Q&A with Sheena Jindal, principal, Comcast Ventures

Sheena Jindal is a principal at Comcast Ventures (CV), US-based mass media group Comcast’s corporate venture capital (CVC) arm, with a focus on real estate, financial services and consumer health.

1. First, just give us a quick overview of who you work for, what you do, and how long you have been doing it.

I am a principal at CV focusing on consumer investing, with a particular interest in proptech, healthcare, insuretech and fintech. I have deployed over $30m in eight new investments across seed through growth stage investments over my last 16 months with the firm and supported follow on financing efforts in Hippo, Acorns and Madison Reed.

2. What attracted you to CVC?

CV brings more than money to the table- we offer the flexibility and risk appetite of a traditional venture fund, combined with the ability to offer our portfolio companies advantages of a Fortune 500 organisation. Our abilities can help de-risk early-stage investments, minimise capital raising requirements, and help our companies grow and generate demand across the country in a matter of months, not years. We provide really tangible value-add through our exclusive services available for portfolio companies, particularly in our ability to provide TV advertising on a fixed cost-per-acquisition basis. This means we especially care about businesses that cater to the masses – those that are in every corner of the country and can be accessed by the Comcast/NBCU Footprint.
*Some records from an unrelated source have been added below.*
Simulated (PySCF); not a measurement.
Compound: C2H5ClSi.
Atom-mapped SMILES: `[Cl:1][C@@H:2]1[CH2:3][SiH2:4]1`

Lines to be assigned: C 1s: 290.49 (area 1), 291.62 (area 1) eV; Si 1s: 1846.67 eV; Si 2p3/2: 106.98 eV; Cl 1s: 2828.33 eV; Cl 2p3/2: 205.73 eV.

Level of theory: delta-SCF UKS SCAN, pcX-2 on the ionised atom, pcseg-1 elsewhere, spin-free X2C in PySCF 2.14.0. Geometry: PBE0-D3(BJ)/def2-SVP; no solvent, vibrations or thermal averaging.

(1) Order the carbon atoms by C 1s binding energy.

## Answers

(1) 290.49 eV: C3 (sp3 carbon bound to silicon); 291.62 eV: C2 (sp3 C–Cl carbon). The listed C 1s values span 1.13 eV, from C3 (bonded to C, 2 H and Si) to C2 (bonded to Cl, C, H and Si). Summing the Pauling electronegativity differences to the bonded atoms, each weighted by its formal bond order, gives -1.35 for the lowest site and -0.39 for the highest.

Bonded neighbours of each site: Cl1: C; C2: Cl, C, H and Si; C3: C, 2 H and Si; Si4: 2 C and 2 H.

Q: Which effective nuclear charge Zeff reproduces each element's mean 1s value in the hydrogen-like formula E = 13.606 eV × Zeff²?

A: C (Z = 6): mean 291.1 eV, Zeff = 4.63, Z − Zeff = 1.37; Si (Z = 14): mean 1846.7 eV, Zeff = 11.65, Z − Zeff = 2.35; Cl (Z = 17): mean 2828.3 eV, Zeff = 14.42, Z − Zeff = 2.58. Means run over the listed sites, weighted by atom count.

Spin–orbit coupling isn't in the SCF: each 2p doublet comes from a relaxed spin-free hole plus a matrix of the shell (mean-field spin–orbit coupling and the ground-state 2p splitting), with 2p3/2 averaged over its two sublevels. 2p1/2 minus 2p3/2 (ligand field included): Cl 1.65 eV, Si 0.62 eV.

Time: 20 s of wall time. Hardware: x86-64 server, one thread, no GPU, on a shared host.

3. What have been your greatest successes at your unit?

Eight new investments: Undisclosed life insurance business ($3m seed, 2019), undisclosed parametric insurance business ($3m pre-seed, 2019, roughly $1m seed, 2020); e-commerce home goods business (undisclosed amount of pre-seed, 2019); Nurx (undisclosed amount of series C and series D, 2019 and 2020); Papa ($20m Series B, 2020); Sidecar Health (undisclosed amount of series B, 2020); undisclosed life insurance business for seniors  (undisclosed amount of seed, 2020); undisclosed proptech ($20m series A, 2020).

4    What have been your biggest challenges?

Within the VC community, establishing credibility, learning new sectors and overcoming the fear of putting yourself out there – with founders, other VCs and portfolio companies. There is a mental battle of always knowing there is an opportunity cost for your time – sourcing, deal execution, portfolio support – all of which are equally important, but if you feel you can find a balance and make some progress on each every week, you are ahead of the game.

5. What is your main professional ambition for the future?

VC has always been a dream job of mine – it is one of the only jobs I know of where you get to craft the future of how humans will work, live and communicate with each other in the next five to 10 years. The job lets you noodle on what the world’s problems are, and find the right founders and products that will help bridge those gaps.

6. What do you think all CVCs could do better to make it a stronger industry?

Better branding, better networking, cross-collaboration opportunities, emphasis on the benefits; for example, partnerships with the parent company.

7. And, finally, for colour, what did you do prior to CVC or in your spare time?

Before joining the team at CV, I led strategy and operations for apparel at an e-commerce and fulfillment platform, Symphony Commerce. Prior to Symphony, I was in the corporate strategy group at Hudson’s Bay Company/Saks Fifth Avenue, driving the future of omnichannel commerce. I began my career at the Boston Consulting Group advising clients in the financial services, retail and insurance sector. While in business school, I worked at Bessemer and spent my summer at Google focused on strategy for emerging products. I graduated from Massachusetts Institute of Technology with a bachelor of science in economics and an MBA from Tuck School of Business at Dartmouth.